Welcome to the snap_join macro project!
tested databases:
This is a dbt macro that joins multiple snapshots into a single new snapshot.
A snapshot table stores the state of an enitity abc at a specific point in time. Each record in a snapshot table has a valid_from and a valid_to value.
valid_from | valid_to | primary_key | dim_a | dim_b |
---|---|---|---|---|
2025-01-01 | 2025-01-02 | abc | high | red |
2025-01-02 | 2025-01-04 | abc | high | blue |
2025-01-04 | abc | low | blue |
- The resulting snapshot will be reduced to the minimum number of records needed to represent the state of any given column set. If you join two tables the number of records in the output snapshot depends on the selected column set.
- The column name in each source table needs to be unique. But any column name can appear in any table.
- You can join as many source snapshots into a single output snapshot as you like.

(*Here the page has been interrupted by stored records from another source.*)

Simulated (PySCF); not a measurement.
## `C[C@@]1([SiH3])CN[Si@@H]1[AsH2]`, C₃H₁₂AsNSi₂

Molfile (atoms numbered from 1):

- There are no naming restrictions for any column. e.g. the column that represents the valid_from point in time can be named
valid_from
in one of the tables anddbt_valid_from
in any of the other source tables.
Create a dbt model with the name you prefer for the resulting snapshot table or view. This is the model code from one of the examples:
{{ snap_join(['stg_seed_a', 'stg_seed_b','stg_seed_c'],
['valid_from', 'valid_from', 'dbt_valid_from'],
['valid_to', 'valid_to', 'dbt_valid_to'],
['primary_key', 'any_column', 'primary_key_with_another_name'],
[['dim_a', 'dim_b', 'dim_c'], ['dim_d', 'dim_e', 'dim_f'], ['dim_a', 'dim_h']]
) }}
SELECT
*
FROM
snap_join
WHERE 1=1
ORDER BY
snap_join.join_key ASC,
snap_join.valid_from DESC
The snap_join macro takes 5 arguments:
- a list of all the snapshot models you want to join
- a list of the valid_from column from each snapshot
- a list of the valid_to column from each snapshot
- a list of the column from each snapshot that is used in the sql join statement between the source snapshots
- a list of lists with the columns you want to select from each snapshot
- add this code snippet to your packages.yml file:
packages:
- git: "https://github.com/inazr/snap_join"
revision: v0.2.1-beta
-
test it by running the following commands:
- dbt deps
- dbt seed
- dbt build -s tag:snap_join_example
-
delete the models/example folder
packages:
- package: dbt-labs/dbt_utils
version: [">=1.3.0"]